Rwanda, Part Two?
"All Tutsis will perish. They will disappear from the earth. Slowly, slowly, slowly. We will kill them
like rats," intoned Radio Milles Collines at the height of 1994's 100-day Rwandan genocide, rallying Hutu militias to finish off the minority Tutsis. But after the horrific bloodletting, many of the Hutu fighters fled to the Congo, where they found refuge in remote regions and lay relatively low with their arms at hand. Now, say analysts, they lay at the heart of the Congo conflict that has recently displaced a quarter of a million people:
- "Congo's ethnic Tutsi rebel leader, Laurent Nkunda, has used the threat they pose to justify carving out his own fiefdom in the mineral-rich east.
That fiefdom grew dramatically in recent days as his fighters advanced dozens of kilometers (miles) south to the gates of the provincial capital, Goma, forcing a beleaguered army and humiliated U.N. peacekeepers to retreat.

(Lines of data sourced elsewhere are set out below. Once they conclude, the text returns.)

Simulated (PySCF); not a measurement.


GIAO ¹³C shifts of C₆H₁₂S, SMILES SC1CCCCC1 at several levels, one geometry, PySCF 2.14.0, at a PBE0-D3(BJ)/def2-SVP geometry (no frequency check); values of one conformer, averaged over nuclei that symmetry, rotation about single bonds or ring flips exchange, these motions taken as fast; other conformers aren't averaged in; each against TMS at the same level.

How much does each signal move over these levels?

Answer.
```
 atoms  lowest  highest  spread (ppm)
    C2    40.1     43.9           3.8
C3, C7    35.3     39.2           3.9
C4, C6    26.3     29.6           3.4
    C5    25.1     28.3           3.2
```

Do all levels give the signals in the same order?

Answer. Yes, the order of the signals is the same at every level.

Nkunda called a unilateral cease-fire and suddenly halted his advance. It's unclear why, but there was certainly intense diplomatic pressure to do so. And seizing a city that's home to hundreds of thousands of people and serves as the regional headquarters of the U.N. and aid groups could have been difficult.
...Nkunda accuses Congo's army of supplying the Hutu extremists with arms, while Congo accuses Nkunda of getting support from Rwanda's Tutsi-led government.
Nkunda claims he must fight to protect Tutsis. But many residents of eastern Congo view Nkunda with deep distrust and say he is a Rwandan puppet. They charge that he has exaggerated threats to the minority Tutsi community and is more interested in power and exploiting lucrative mineral riches than protecting Tutsis."